Society
Why vinyl records have made major comeback
Friday, November 15, 2019 8:58
By DOUGLAS KIEREINI
Recently, I was clearing my store of old things when I came across an old push button telephone set and my grand-daughter, who is 16, asked me what that contraption was. Initially I was taken aback but it quickly dawned on me that she was born in the mobile telephone era and she is unlikely to have seen this type of telephone in use.
I took her through the types of telephone devices that have been in use over time, explaining how each one worked.
In the process of cleaning up I also visited my collection of CDs and vinyl records, many going back to the 1970s. I also have a few shellac records which belonged to my mother, including her favourite “Shenandoah Waltz” from the 1950s.
While I was reeling in nostalgia, I came across a news item about how vinyl record revenues are set to overtake CD sales this year for the first time since 1986, in a development that has gained momentum in the last five years.
In March this year, it was reported that vinyl sales grew by 12 percent in 2018, while a report by the Recording Industry Association of America (RIAA) released in September showed that vinyl record sales generated $224.1 million (Sh23 billion) in revenue from 8.6 million units sold in the nine months of 2019.
In contrast, 18.6 million CDs were sold generating $247.9 million (Sh25 billion) over the same period.
Purchases of vinyl have been increasing over the last decade. New research released in February this year indicated that vinyl sales had increased five-fold in the period between 2013 and 2018.
While there is no dispute that MP3s and other forms of digital downloading music far outstrip vinyl record sales there are subtle reasons for the growing popularity of vinyl mostly among the purists and inquisitive young people.
Shopping for vinyl is an experience. I remember spending hours flipping through the stacks of records at the old East African Music Stores on Mama Ngina Street or at Assanands on Moi Avenue in the 1960s and 70s.
The record sleeves themselves were works of art and I recall the beautiful psychedelic renditions on many covers, which appealed to the youthful eye.
When you buy vinyl today, it is like an investment. There are many people buying, collecting and reselling vinyl and it tends to retain if not increase its value over time so you can sell or pass it down to your children as an appreciating asset.
There is something special about removing a well kept record from its colourful sleeve, wiping it down with an anti-static cloth and holding it by the edges before carefully sliding it down the spindle of a good quality turntable.

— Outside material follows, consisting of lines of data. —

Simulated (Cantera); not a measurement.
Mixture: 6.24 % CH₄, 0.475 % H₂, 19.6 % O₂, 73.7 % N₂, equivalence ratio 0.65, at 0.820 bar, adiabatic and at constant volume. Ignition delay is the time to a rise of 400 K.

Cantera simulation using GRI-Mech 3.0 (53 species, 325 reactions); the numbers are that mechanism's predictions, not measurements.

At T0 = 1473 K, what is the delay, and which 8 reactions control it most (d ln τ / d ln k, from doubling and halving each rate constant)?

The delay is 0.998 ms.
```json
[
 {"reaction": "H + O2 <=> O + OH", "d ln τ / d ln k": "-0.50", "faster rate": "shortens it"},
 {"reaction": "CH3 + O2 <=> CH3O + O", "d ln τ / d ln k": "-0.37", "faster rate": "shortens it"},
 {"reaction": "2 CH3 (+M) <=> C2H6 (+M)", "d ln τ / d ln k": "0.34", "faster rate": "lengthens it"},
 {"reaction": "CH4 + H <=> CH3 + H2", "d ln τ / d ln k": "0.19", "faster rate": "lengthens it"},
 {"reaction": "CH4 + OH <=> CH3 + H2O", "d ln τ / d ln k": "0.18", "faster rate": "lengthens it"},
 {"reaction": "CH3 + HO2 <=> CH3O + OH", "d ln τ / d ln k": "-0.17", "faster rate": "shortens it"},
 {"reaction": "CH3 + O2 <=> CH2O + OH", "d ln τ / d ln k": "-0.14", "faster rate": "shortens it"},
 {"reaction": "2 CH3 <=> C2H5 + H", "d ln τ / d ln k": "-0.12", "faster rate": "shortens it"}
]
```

You watch the automatic stylus arm come to rest with smooth and precise motion on the vinyl record to start playing your choice of music through a powerful amplifier modulated by a two-channel graphic equaliser with eight controls each and finally reproduced through matching man-sized speakers that compliment your furniture!
It has been argued that the quality of vinyl is superior to digital formats, but the evidence does not support this contention. One can say that beauty is in the eyes of the beholder.
Old record presses have opened up again in Europe and America to meet the rising demand.
The situation in Kenya is pretty much the same and my friend Jimmy Rugami at Kenyatta Market, whom I wrote about in 2016, is doing a roaring business in vinyl and other music related nostalgia. From one shop in 2016, he now has three, one of which is a workshop and his collection has grown tremendously. He sources vinyl locally and sometimes as far as Addis Ababa or Zambia. His clients are both young and old and he ships from as far as Bolivia and Australia.
There are specialised social clubs like Crate Society and Nairobi Soul Club, which play only vinyl.
Some observers have expressed their misgivings about vinyl, arguing that it seems to serve an elitist and well-heeled cross section of society because entry cost of purchasing vinyl is high and the equipment for playing it is expensive.
On the other hand, purists argue that when the music becomes for everybody, it is for nobody in particular and no one is going to pay a premium for it and then next week it will be gone or worthless.
When you sell a record, you know it is going to someone who will place a high value on it.
There is also a personal touch to the process that cannot exist with intangible digital things.
People hang records on their walls, gift them to friends, or sometimes write notes on the sleeves to individual artists, thanking them for their support. All these things can happen with this physical product, which excites people and takes them back to something they remember from their youth.
I am reminded of a song “Everything must change, nothing stays the same………the young become the old…….”. Sometimes the old become the young again! Happy journey down memory lane!